Prince Harry attending the Trooping the Colour.
Prince Harry attending the Trooping the Colour. Photograph: HO/Getty Images

Do William and Harry genuinely consider themselves to be modern-day princes in the tower? By which I don’t mean detained, to be slaughtered at a later date by a wicked throne-craving uncle (though, personally, I’d keep an eye on that Andrew after he’s had a few).

Rather that they’re stuck in a royal-themed Guantanamo, with stately piles instead of orange jumpsuits, but still no hope of escape? Is this what Harry was alluding to when he gave his Newsweek interview, saying that no royal (including William?) wanted the crown, but that “duties would be carried out” when the time came? To which one possible response could be: “Now don’t go putting yourself out, love,” while others must remain unprintable.

As it happens, I have some sympathy for multi-kazillionare feudal landowners William and Harry. They didn’t ask to be princes, they didn’t go on a television talent show and belt out some Mariah Carey number to win Being Royal. It was their (tainted) birthright. The relentless intrusion must be foul, and Harry makes a fair point about how he (and by extension, William) shouldn’t have been put through walking behind his mother’s coffin in front of the gawping millions – which, in retrospect, does come across like a grotesque, nationally-sanctioned form of child abuse.

However, the gist of Harry’s interview, implying that he and his brother are trapped in their roles, doesn’t stand up to serious scrutiny. You don’t have to go that far back in history to come across a king who decided that the crown wasn’t worth the faff, and legged it.

Perhaps, in a quiet moment, the princes could ask nana Liz just how her father, George VI, came to be king after his brother, Edward VIII, fell for an American divorcee and abdicated. (The Queen could leave Uncle Eddie’s admiration for the Nazis, and the mysterious stiff salute he taught her as a child, for another time).

The point being that no one is forced to remain tied to the monarchy. Harry could dial back his royal duties, including all those tiresome-looking pool parties and extended holidays, and get himself into full employment. William could refuse the throne, saying that he wishes to pursue his dream of helping with the Middletons’ online party supply shop (“I have an idea for a Nicholas Witchell piñata!”).

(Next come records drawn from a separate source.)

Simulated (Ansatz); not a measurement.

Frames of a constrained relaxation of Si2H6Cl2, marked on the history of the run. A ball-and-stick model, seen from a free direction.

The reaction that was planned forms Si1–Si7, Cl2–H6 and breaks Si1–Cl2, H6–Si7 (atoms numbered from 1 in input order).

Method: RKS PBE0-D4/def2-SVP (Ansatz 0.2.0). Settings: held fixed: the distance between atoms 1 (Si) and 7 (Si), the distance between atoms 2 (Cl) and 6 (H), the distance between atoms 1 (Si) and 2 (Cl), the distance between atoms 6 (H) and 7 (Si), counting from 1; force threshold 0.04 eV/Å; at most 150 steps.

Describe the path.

The ensuing constitutional problems would be dramatic but, frankly, after Brexit, no biggie. There’d be plenty of time to deal with the succession during Charles’s reign, even if it did come down to Camilla standing in the grounds of Buckingham Palace, yelling through a megaphone: “Come on, who wants the gig next? It’s a drag visiting factories, and the smell of new paint makes you gag, but it pays well.”

All this facetiousness leads to the point that, away from the red-carpeted navel-gazing of the princes (Less “Who am I?” than “Who is one?”), there are many ways for far less affluent, connected, celebrated people than William and Harry to feel truly trapped in this world. There are people trapped in poverty, with ill health, in abusive situations... the list sprawls on. People who, even in this developed nation, genuinely feel that they have no options, no way out at all. And while it’s incredibly sad that people feel this way, the real tragedy is that, in this era of welfare cuts aimed at even the disabled, they’re probably right.

It’s a feeling of hopelessness that even extends to the young, some of whom may genuinely feel that their only chance is to go on a television talent show and belt out some Mariah Carey. That’s why, even though few of us would wish to swap lives with the princes, they’ll never be as trapped as some.

If, as they seem to suggest, they’re existing in a gilded cage, then at least the door is always open.